What is Threat Hunting?
Cybercrime groups are now building hard-to-detect tools and deploying techniques making it quite difficult for organizations to tell if they are being intruded.
Passive methods of detecting signs of intrusion are becoming less practical as environments are complicated, and no method or technology is able to absolutely detect malicious activities; thus, humans must “go for a hunt.”
Threats are conducted by humans; threat actors are persistent, and they often manage to dodge network defense. For instance, the actors behind an advanced persistent threat (APT) manage to gain unauthorized access to a network and operate for a long period. Persistent and funded threat actors will not be caught by the security measures taken on the network.
Threat hunting is a proactive method with a focus on the pursuit of attacks and the evidence that attackers leave behind when they are conducting reconnaissance, malware or data exfiltration attacks. Instead of waiting for technological methods to detect an attack and alert us, we can employ human analytical skills and knowledge of environment context to detect unauthorized activities much faster and more efficiently.

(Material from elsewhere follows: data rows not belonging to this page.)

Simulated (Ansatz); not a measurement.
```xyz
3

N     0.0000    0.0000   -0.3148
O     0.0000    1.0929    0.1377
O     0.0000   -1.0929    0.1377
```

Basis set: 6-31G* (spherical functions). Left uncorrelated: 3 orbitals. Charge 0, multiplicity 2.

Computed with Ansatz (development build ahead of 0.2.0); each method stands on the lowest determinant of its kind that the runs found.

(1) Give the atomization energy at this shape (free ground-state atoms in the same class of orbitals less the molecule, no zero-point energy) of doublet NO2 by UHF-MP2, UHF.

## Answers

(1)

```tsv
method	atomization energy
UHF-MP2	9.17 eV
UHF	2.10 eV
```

Threat hunting makes the premature discovery of an attack possible, and it aims to stop the attack before it is carried out successfully.
Threat hunting is not a new concept but it has been a trending topic in the cybersecurity industry lately. As the name suggests, threat hunting is about proactively looking for intruders and signs of potential future intrusions instead of using passive methods of detecting threats, and waiting for obvious signs of an intrusion as these methods are becoming outdated.
Threat Hunting Process
Why cyber-attacks happen?
Threat actors including cybercrime organizations, nation-state hackers, and hackers for hire have various motivations to attack an organization:
- Financial gain: Threat actors steal information for direct or indirect financial gain; for instance, hackers steal credit card data to financially profit from them. Hackers can also compromise a corporate database to gain access to personal information and sell it on the dark web.
- Theft of intellectual property: Hackers steal information on military or industrial secrets, trade secrets, and infringements on products such as aircraft, car, weapon, and electronic parts, sometimes intending to spy on adversaries.
- Disruption of critical infrastructure: Hackers disrupt or sabotage systems such as electric power generation and distribution, water supplies, and transportation systems with to create chaos.
- Political statement: Hackers and “hacktivists” attack sites to make a political statement; back in 2016, the hacktivist group, known as “Anonymous,” threatened to attack Donald Trump’s website who was, at the time, a United States presidential candidate.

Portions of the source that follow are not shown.